China Concord to invest $1B in Venezuelan oilfields amid US sanctions

adminAugust 22, 2025

China Concord Resources Corp (CCRC) is developing two oilfields in Venezuela with investment plans exceeding $1 billion and ramping up crude production to 60,000 barrels per day (bpd) by the end of 2026, an executive directly involved said to Reuters.

The investment is one of the few made by a private Chinese company in the OPEC nation, where the government of President Nicolas Maduro has been hobbled by international sanctions that prevent foreign capital from flowing in to help rebuild its crumbling oil sector.

The investment and production goals are being reported for the first time.

Beijing’s energy ties with Caracas

China has long been a significant ally of Maduro and his predecessor, Hugo Chavez, and today purchases more than 90% of Venezuela’s oil exports.

Before the United States implemented energy sanctions in 2019, the Chinese state oil corporation CNPC was one of Venezuela’s top international investors and a major lender.

According to the CEO, CCRC initiated talks in early 2023 about its participation in the Lago Cinco and Lagunillas Lago oilfields and inked a 20-year production sharing arrangement in May 2024.

The contract model, developed under Venezuela’s 2020 Anti-Blockade Law, permits foreign investors to operate fields in exchange for a portion of the production.

Reopening Lake Maracaibo fields

The oilfields in Lake Maracaibo, Venezuela’s second-largest producing area, are among a cluster of blocks for which PDVSA has in the past sought partners.

According to Reuters, PDVSA documents cited by the news agency say most potential partners have little or no experience producing oil.

The executive said that 60 Chinese experts and a drill rig were sent to Venezuela by CCRC, which has no experience in oil drilling, in September 2024 to reopen some 100 wells.

After years of decline associated with a lack of investment and technical expertise, production has increased to approximately 12,000 bpd.

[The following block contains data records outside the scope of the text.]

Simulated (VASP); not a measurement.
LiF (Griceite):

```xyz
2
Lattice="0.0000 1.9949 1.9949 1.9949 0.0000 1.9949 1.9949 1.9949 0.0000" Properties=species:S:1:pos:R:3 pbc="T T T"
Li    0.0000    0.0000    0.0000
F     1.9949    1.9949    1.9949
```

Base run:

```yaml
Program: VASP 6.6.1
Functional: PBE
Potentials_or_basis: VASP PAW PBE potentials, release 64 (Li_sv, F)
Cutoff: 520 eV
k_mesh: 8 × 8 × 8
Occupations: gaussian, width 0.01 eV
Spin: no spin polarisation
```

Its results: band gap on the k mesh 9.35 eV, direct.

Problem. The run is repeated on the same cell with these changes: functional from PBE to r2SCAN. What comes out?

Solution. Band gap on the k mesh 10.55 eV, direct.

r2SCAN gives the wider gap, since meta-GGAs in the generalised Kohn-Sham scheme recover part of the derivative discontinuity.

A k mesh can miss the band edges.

The company also intends to drill 500 wells there and increase production to 60,000 bpd by the end of 2026. PDVSA will take the light crude from the fields, while the heavier crude will go to China.

Opportunities for smaller players

“Because of the US sanctions on Venezuela’s oil sector, no big-name companies would dare operate there, handing opportunities to small companies like Concord,” according to the CEO.

PDVSA has stabilised national oil output at roughly 1 million bpd, aided in part by US permits that allow some foreign partners to operate and export.

Since sanctions were imposed in 2019, Chinese state oil companies have generally stopped buying Venezuelan petroleum directly, though independent refiners continue to do so through traders.

Venezuela is currently heading to a fresh cycle of hyperinflation and escalating tensions with the United States, as President Donald Trump intensifies efforts to combat Latin American drug cartels by increasing surveillance near Venezuelan seas.

The circumstance makes it more difficult for Venezuela to raise funds in most international markets.

Despite the rising tensions, in late July, the US Treasury Department gave Chevron a new license to operate in the sanctioned South American country and export its crude, reversing the tougher regulations imposed earlier this year by the Trump administration.

The first two shipments of Venezuelan oil exported by Chevron Corp (CVX.N) since getting a renewed US license last month have left for the United States, according to vessel monitoring data released on August 15.